This post is adapted from a recent rant in my e-newsletter Web 3.0 Weekly. Subscribe here to get it in your inbox every Sunday.

We urgently need to fix our commons, starting with our understanding of what one is in the first place.

As in many things, Wikipedia is by no means the final word on this question but does provide a pretty good starting point. Here is their definition of a commons, with some added emphasis of my own:

“The commons is the cultural and natural resources accessible to all members of a society, including natural materials such as air, water, and a habitable earth. These resources are held in common, not owned privately.”

The internet was also envisioned as a commons, of course. But that vision has gotten quite muddled in practice over the last few decades. We’ve seen the confusion on full display recently as Twitter and Facebook have taken tentative moves toward labeling disinformation on their platforms more clearly, especially content related to the upcoming U.S. election.

To hear various critics tell it — notably President Donald Trump, who’s been on the short end of Twitter’s fact checks in particular — this increased moderation is an egregious affront to free speech. In other words, a violation of the commons.

But it really isn’t, because the major social platforms aren’t true commons in the first place since they’re owned privately. It doesn’t matter how many users are active on these services — the characteristic that seems to cause the most confusion here — because the more pertinent criterion is ownership.

Granted, Twitter and Facebook are often called “public companies” in Wall Street speak, which also muddies the waters a bit. In that context, the term refers to their shares’ availability for trading on regulated exchanges where anyone can participate — in theory.

In fact, a shrinking minority of Americans actually participates in the stock market, so those listings have by no means led to ownership of the social platforms by everyone, or even a broad swath of the population. The latter is what the term “public” really means in the dictionary sense, not as stock-market jargon, so we’re right back to square one. These platforms are owned privately, not publicly, in the dictionary sense of those terms.

As a result, if Twitter CEO Jack Dorsey and/or his fellow shareholders want to fact check you in a space that they own, yes, they certainly have a right. And, no, they’re not censoring, because they’re not restricting your access to the real commons, which is the internet itself. That’s the space that everyone truly owns.

In other words, you can always start your own damn website, and there’s nothing @Jack or any other Silicon Valley executive can do about it. That’s the real digital commons.

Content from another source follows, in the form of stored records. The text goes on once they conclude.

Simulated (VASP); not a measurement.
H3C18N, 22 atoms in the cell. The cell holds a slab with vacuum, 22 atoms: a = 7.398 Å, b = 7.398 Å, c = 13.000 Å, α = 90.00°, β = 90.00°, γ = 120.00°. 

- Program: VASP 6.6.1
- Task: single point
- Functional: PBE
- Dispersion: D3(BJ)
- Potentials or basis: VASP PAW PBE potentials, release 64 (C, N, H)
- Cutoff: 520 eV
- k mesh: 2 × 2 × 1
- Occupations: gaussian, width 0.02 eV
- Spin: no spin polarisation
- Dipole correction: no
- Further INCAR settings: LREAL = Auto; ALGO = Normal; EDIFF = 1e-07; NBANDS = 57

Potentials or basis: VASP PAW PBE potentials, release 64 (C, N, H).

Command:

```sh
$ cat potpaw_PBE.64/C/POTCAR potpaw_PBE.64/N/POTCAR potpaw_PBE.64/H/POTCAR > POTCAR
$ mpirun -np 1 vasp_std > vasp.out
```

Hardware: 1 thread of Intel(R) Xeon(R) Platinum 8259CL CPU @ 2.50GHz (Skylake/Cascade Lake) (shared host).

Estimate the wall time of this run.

To use a metaphor from the physical world, it’s the difference between the management of a bar having the right to kick you out for getting too rowdy versus you having the right to walk down the sidewalk outside the bar. One space isn’t really a commons; one clearly is. See the difference?

Of course, what we have often had on the internet is somewhat the opposite, the social platforms’ recent fact checks notwithstanding. More often, they’ve tended to pretend they are the sidewalk itself and abdicated almost any responsibility whatsoever for checking reprehensible behavior in the private spaces they control. Then that poison sometimes festers to the point that it spills out into the actual commons (the internet itself and sometimes even the offline world) and hurts everyone.

Simpsons bartender Moe, “violating” his patrons’ free-speech rights.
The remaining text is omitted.